Thursday, January 16, 2014

234. How About "Compassionate Cruelty" as a Foreign Policy?


      There comes a time in every parent's education when he or she hears a voice that says, "Pain is a better teacher than you are."  You lecture and demonstrate and harangue and then whacko, zero winds hit the child on the way home from school and the next time he puts on his jacket.

And apparently there comes a time in every advanced nation's education when it hears the same thing.  According to Schmuel Rosner (NYT, 12-27-13) Israel is discovering that its children, the Ultra-Orthodox men who choose not to work or join the army (they stay home and study the Torah while their wives work), might learn to make a better choice if they suffered more.  If, says the government reducing benefits, they prefer "their traditions over participating in the modern Israeli economy," let them freeze.  Rosner calls this policy "compassionate cruelty."  Like Daniel Moynihan's "benign neglect," a 1969 policy to get blacks to rely less on the government and more on themselves, it trusts pain to do the teaching.

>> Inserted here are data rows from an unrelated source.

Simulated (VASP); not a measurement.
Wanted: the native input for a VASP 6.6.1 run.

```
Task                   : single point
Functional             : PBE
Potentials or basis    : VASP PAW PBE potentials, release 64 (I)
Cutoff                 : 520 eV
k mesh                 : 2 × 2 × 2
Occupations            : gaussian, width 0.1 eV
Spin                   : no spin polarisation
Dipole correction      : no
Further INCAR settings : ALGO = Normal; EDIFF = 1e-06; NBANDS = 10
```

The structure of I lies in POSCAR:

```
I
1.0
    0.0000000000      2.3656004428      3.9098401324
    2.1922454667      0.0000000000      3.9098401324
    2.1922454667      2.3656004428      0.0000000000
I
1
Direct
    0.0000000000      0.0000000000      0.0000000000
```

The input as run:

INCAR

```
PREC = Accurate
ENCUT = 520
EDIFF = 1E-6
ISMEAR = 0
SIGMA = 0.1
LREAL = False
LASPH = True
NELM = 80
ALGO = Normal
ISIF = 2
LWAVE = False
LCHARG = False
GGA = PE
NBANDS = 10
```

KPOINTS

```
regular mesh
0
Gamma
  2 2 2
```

The hitch in this approach, as every parent knows, is that you have to watch the pain.  It's not easy seeing a child come in blue, or, if he's of the Haredim, walk around in rags.

Nevertheless, I find myself wondering if the papa of the advanced nations, the United States, might not try this approach with the backward nations of the world.  "Do you prefer loyalty to family, or clan, or tribe over loyalty to nation?  Ancient custom to codified law?  Ruler's wishes to rational organization?  Education in Scripture to education in science?  Patriarchal security over education of women?  Assurance of wives' fidelity over their health and pleasure?  Land-holding over commerce?  Faith over reason?  Very well, continue.  We'll watch you freeze."

What lets you call this compassionate or benign is that you trust the ability of the backward people to watch also, and learn. (Only the extremely soft-hearted, the "soft bigots of low expectations," don't trust them.)  "Over there are nations prospering through commerce, and commitment to law, and education in science, and the freedom of women.  Over there are nations losing less to corruption because their office-holders put loyalty to nation over loyalty to family.  Over there are people who are strong militarily because they organize themselves rationally."  They'll get the point.  Pretty soon you will see them going out the door with their jackets on.  Pain was a good teacher.

You'd have a devil of a time pushing through such a policy but maybe some cunning and imaginative president of some commercial and military super power (that's what it would take) could do it.  Or could at least get it started.